Why the Boom in Online Credit Recovery Courses May Be Hurting Students

Why the Boom in Online Credit Recovery Courses May Be Hurting Students

May 25, 2017

DIPLOMA FACTORIES: Ninety percent of schools rely on some form of online credit recovery, which offer alternatives to a full-semester course for students who have failed to pass a class required to graduate. With graduation rates explicitly tied to high-stake accountability measures, these courses are often the easiest—and cheapest—option to making sure students can walk the stage. They get the diploma, and schools get an increase in funding. A win-win, right?

Maybe not. In an article posted on Slate this week, author Zoë Kirsch contemplates the quality of these online programs and how their proliferation is changing the value of high school diplomas. It turns out online credit recovery courses might not substitute for traditional classroom instruction, something many K-12 educators cite concerns over. “They’ve created a second-class credit,” Jeremy Noonan, a former teacher, says of the technology.

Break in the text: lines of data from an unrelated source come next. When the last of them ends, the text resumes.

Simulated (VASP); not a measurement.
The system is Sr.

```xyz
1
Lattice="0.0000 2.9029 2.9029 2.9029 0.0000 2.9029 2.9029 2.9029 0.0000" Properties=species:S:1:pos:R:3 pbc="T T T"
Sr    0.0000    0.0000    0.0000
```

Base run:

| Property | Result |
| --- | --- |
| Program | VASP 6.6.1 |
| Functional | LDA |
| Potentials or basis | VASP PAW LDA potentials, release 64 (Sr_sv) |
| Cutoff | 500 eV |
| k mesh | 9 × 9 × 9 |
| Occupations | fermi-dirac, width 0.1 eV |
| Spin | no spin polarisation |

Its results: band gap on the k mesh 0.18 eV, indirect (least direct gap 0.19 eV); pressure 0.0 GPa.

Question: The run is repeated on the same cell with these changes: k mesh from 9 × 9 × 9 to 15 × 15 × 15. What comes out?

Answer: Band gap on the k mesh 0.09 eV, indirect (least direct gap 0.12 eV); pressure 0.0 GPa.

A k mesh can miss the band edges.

In the credit recovery programs, students already struggling to succeed are put behind a screen a screen and told to self-direct their own learning. While the article suggests this may work for some students—offering autonomy and the ability to self-pace—for others it has resulted in a lack of motivation, a spike in cheating, and a decrease in academic proficiency.

High school teacher Sabrina Anfossi Kareem says in the piece: “Kids who need the most engagement in learning are in a weird virtual reality that confirms learning is something to hate.”